The Catholic Bishops Conference of Congo wrote to the Securities and Exchange Commission, or SEC, last week supporting strong regulations for the Dodd-Frank legislation on conflict minerals and combating the notion that the bill is bad for Congolese livelihoods.
Bishop Nicolas Djomo Lola, writing on behalf of the Catholic Episcopal Conference of the Congo, wrote:
Our brothers and sisters in the eastern Congo need to be able to live without fear and need to have better livelihood options… we firmly believe that the law and your strong rules will help improve the situation in the eastern Congo. … [The Dodd-Frank law] is a concrete expression of solidarity with the women, families and communities who have suffered at the hands of those who destroy our communities to mine our resources.

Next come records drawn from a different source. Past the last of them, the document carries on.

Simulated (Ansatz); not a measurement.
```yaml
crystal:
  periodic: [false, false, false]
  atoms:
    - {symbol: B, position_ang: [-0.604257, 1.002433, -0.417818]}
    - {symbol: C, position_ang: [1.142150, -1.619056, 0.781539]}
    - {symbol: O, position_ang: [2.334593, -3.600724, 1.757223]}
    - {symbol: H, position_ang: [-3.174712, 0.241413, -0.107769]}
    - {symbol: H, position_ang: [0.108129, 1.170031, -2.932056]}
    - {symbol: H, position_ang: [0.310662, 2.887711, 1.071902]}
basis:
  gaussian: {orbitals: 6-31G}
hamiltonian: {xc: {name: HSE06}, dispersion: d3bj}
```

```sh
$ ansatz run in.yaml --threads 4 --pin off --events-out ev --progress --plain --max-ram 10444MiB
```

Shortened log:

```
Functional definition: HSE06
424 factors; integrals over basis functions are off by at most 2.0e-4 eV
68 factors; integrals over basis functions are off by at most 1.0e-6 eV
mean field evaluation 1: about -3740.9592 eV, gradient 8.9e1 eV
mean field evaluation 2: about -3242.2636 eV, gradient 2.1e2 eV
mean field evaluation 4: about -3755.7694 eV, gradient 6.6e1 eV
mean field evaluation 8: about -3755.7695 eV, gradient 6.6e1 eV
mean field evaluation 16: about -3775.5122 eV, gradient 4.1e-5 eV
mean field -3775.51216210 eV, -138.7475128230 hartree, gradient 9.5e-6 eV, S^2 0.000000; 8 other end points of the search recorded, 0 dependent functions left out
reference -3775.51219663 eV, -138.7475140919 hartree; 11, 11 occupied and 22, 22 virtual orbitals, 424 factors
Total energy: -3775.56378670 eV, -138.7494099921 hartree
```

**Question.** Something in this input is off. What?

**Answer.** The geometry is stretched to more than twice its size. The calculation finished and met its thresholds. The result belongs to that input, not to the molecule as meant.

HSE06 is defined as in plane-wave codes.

The bishops argued strongly against the notion that the legislation has made Congolese people starve and should therefore be repealed, noting:
The Church is present with people in mining villages as well as in the towns. We have heard that there has been some controversy over impacts of the law on the Congolese people. From our work and extensive network on the ground, we know that most people in eastern Congo depend on agriculture, not mining, for their livelihood. … As a result of the de facto embargo instituted by some companies, some people are losing the income they made from the mines, while others continue to work.
We know, however, that the meager income they receive comes from difficult and often dangerous jobs… We know that many children are working in these mines… We also know that mining employs a relatively small percentage of people in the eastern Congo. Many more people have been displaced by the violence than receive income from mining.
The bishops therefore concluded that in the medium and long term, livelihoods will improve and suffering caused by war will diminish as the mines are demilitarized—a positive effect for which the bishops give credit to the legislation.
Specifically, the bishops conference called on the SEC to:
- Set clear dates in the near future for when companies would begin reporting;
- Not use a trigger point for when companies should begin reporting;
- Adopt rules that cover all companies and industries;
- Ensure there is no de minimis requirement;
- Require that the information reported by the companies be made readily available to the public, including Congolese people.